West Deptford continued to excel, defeating Glassboro, 16-0, in three-and-a-half innings in the District 15 Major Division semifinals Tuesday. It will compete in the finals tonight against Woodbury in Clayton at 7 p.m.
The team is undefeated thanks to a powerful lineup, great pitching and a defense that seems to make every play.
Right now, the game seems to be coming to them as simply as it came to Mays.
“That’s what we do,” West Deptford coach Mark Ainsley said, referring to the production from his entire offense. “We have the power hitters and then we have the guys who hit the ball hard, singles, gappers. It’s consistent 1-through-12, all these boys are putting the ball in play. Once we got past their first pitcher, it seemed to deflate them early. They are a real good team, we just kept plugging away.”
West Deptford wasted no time showing they were eager to get to the finals.
Derek Wakeley led off the bottom of the first with a double, and touched home without worry when Brian Bernetich followed with a towering two-run home run to right.
“Derek’s been doing that the whole tournament, even last year, that’s why I have him leading off,” Ainsley said. “He hit a gapper and then Brian just absolutely destroyed it. That’s the farthest Little League home run I think I have ever seen. It was a bomb.”
“Their pitcher was throwing pretty fast and I knew he would be coming in with a fastball,” Bernetich said. “I just swung hard. If he throws you a fastball you have to be ready.”
Wakeley, who earned the win, got around a hit and a walk to keep Glassboro off the board in the top of the second. In the bottom half of the frame, West Deptford went to work.
The boys in green and white sent 15 batters to the plate, scoring 10 runs on 10 hits. Wakeley hit his third home run in two days with one out in the inning, and two batters later, Eric Ainsley delivered a two-run homer that opened the floodgates.
“I swung early on the ball,” Eric Ainsley said. “I wasn’t used to (the speed) after the first pitcher, and it just went out.
Nine of the next 10 batters reached base (six singles, a double, a walk and an error) as West Deptford put the game out of reach. The team added four runs in the third for good measure.

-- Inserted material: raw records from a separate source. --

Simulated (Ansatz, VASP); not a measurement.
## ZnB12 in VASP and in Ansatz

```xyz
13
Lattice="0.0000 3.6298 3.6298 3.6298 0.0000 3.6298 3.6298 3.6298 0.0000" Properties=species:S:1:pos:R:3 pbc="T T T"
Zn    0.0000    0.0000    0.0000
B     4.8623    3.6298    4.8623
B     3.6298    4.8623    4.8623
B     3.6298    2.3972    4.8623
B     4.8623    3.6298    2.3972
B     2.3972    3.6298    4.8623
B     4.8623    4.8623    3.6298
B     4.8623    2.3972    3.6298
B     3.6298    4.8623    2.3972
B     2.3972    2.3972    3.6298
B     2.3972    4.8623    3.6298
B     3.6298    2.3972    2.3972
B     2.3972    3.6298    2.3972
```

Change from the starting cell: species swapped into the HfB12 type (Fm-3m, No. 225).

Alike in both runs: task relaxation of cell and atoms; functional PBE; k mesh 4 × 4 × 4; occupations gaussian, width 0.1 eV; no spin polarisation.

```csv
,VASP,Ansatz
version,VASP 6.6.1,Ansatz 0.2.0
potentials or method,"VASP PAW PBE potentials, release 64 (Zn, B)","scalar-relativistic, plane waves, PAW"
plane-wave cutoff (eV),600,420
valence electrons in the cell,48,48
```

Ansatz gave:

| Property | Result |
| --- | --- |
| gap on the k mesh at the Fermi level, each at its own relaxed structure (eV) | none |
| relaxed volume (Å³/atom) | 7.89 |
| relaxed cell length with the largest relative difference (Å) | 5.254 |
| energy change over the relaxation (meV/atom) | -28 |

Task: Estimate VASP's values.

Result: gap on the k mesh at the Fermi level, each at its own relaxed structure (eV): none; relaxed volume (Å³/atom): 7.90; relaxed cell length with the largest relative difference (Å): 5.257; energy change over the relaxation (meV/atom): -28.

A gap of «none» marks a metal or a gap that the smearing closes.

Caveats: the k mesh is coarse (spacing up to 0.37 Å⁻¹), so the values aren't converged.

“Everyone just kept hitting the ball,” Eric Ainsley said.
All nine starters either had an RBI or scored a run as Wednesday’s performance was truly a team victory.
All that is left now is to finish this run off with a championship tonight.
And in keeping with the mantra of Mays, Bernetich said the team just has to keep doing exactly what it has done to this point.
Said Bernetich, “We have to stay confident.”